Critical Trump-era figure to appear before the House Jan. 6 panel
A MARTINEZ, HOST:
The House January 6 Committee has interviewed hundreds of people so far in its investigation into the attack on the U.S. Capitol.
LEILA FADEL, HOST:
Today, the panel will talk to someone whose name has come up again and again during public hearings, former White House counsel Pat Cipollone. He's considered a key witness to former President Trump's attempts to overturn the 2020 election.
MARTINEZ: NPR justice correspondent Ryan Lucas joins us now. Ryan, we've heard the name Pat Cipollone a lot from the panel, from witnesses. It subpoenaed him last week. Why are they so eager to talk to him now?
RYAN LUCAS, BYLINE: Well, the committee really has been angling for this interview for a long time. It has already spoken with Cipollone. That was back in April, but it was an informal discussion. Now, as you said, he's set to appear under subpoena. This will be a transcribed interview. It's also expected to be videotaped. And the committee wants to talk to him because as White House counsel, Cipollone was in the room during several key moments and conversations following the 2020 election and up through January 6. So he really is a critical witness here, one of the most critical, even, to Trump's actions and his attempts to toss out the election results.
MARTINEZ: Right, yeah. Hutchinson and other witnesses have described Cipollone as a key figure trying to rein Trump in. So what does the panel want to hear from Cipollone?
LUCAS: There's a long list of things it wants to discuss with him and hear his firsthand account of what transpired. We know he was a firsthand witness to several key moments. That includes Trump's attempts to replace the acting attorney general with Jeffrey Clark, a mid-level DOJ official who wanted to use the department to help Trump overturn the election. Former Justice Department officials have testified that Cipollone helped block Clark from being appointed.

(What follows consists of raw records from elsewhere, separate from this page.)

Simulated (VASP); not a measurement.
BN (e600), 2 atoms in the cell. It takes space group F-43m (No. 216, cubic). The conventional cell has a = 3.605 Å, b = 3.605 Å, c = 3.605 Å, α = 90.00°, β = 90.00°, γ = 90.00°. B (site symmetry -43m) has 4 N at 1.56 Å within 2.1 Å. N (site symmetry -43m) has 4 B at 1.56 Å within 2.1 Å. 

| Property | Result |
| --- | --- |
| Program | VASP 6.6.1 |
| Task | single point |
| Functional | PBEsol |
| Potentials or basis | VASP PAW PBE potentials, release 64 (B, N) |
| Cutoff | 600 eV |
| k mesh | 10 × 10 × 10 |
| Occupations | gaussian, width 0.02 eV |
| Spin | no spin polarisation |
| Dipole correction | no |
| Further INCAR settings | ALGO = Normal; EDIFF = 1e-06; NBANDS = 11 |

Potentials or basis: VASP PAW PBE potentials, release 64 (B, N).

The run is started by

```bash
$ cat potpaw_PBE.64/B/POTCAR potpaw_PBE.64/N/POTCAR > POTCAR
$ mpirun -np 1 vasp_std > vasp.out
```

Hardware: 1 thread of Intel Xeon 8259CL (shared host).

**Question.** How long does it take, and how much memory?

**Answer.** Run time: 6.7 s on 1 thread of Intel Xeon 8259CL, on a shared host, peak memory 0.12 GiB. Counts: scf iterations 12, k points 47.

There's also the effort to submit fake electoral ballots and, of course, Trump's actions on January 6 itself and his role in the events of that day. Hutchinson, for example, testified that Cipollone tried to stop Trump from going up to the Capitol on January 6. She said Cipollone told her that, we're going to get charged with, quote, "every crime imaginable" if Trump succeeded in going up to the Hill. And Cipollone also, Hutchinson said, pleaded to get Trump to call off the attack on the Capitol once the violence was underway.
MARTINEZ: And didn't Cipollone also push back against this theory that Mike Pence could unilaterally stop the count?
LUCAS: That's right. That's right. In the run up to January 6, Trump lawyer John Eastman was pushing this wild theory that Pence had the authority on his own to stop the electoral count. Trump campaign aide Jason Miller has testified to the committee that Cipollone confronted Eastman about that. And Miller says Cipollone pushed back very hard on that theory and basically said that it was crazy.
MARTINEZ: All right. Now, this sit-down is happening behind closed doors. The panel has two more public hearings planned for next week. What do we expect to hear there?
LUCAS: Well, the committee is holding a hearing Tuesday. That one is expected to focus on the rioters who stormed the Capitol on January 6, how the mob was assembled. And it will likely put a spotlight on the role played by members of two extremist groups that we've talked a lot about in the context of January 6, the Oath Keepers and the Proud Boys. And then there's another hearing that the committee has planned for prime time Thursday. And that one is expected to focus on the 187 minutes on January 6 that Trump was kind of absent as the Capitol was attacked, when he wasn't saying anything publicly. He wasn't doing anything to stop the violence that was going down at the Capitol. That's what the committee has planned for now. It's unclear at this point whether there will be more public hearings after that or whether with that hearing, it will have wrapped up, essentially, the public portion of its work.
MARTINEZ: NPR's Ryan Lucas. Thanks, Ryan.
LUCAS: Thank you.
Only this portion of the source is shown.